Influence of lattice disorder on the structure of persistent polymer chains
Sebastian Schoebl, Johannes Zierenberg, Wolfhard Janke

TL;DR
This study investigates how lattice disorder affects the static properties of semiflexible polymers using computer simulations, revealing that polymer stiffness and lattice structure significantly influence polymer behavior in disordered environments.
Contribution
It introduces a combined simulation approach to analyze the impact of disorder and stiffness on polymer structure, highlighting the role of an additional length scale.
Findings
Polymer response varies between contraction and extension based on stiffness and void size.
Lattice periodicity influences polymer observables.
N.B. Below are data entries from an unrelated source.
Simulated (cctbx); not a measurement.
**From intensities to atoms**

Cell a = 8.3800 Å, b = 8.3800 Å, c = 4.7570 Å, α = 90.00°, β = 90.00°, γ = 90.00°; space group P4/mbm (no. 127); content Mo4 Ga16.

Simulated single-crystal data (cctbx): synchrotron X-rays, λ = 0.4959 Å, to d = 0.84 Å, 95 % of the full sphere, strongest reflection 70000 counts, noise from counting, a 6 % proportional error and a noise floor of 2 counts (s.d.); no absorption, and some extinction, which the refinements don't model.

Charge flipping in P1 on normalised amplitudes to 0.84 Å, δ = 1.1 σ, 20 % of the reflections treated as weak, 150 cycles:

Polymer stiffness extends the phenomenology of disorder effects.
Abstract
We study the static properties of a semiflexible polymer exposed to a quenched random environment by means of computer simulations. The polymer is modeled as two-dimensional Heisenberg chain. For the random environment we consider hard disks arranged on a square lattice. We apply an off-lattice growth algorithm as well as the multicanonical Monte Carlo method to investigate the influence of both disorder occupation probability and polymer stiffness on the equilibrium properties of the polymer. We show that the additional length scale induced by the stiffness of the polymer extends the well-known phenomenology considerably. The polymer's response to the disorder is either contraction or extension depending on the ratio of polymer stiffness and void space extension. Additionally, the periodic structure of the lattice is reflected in the observables that characterize the polymer.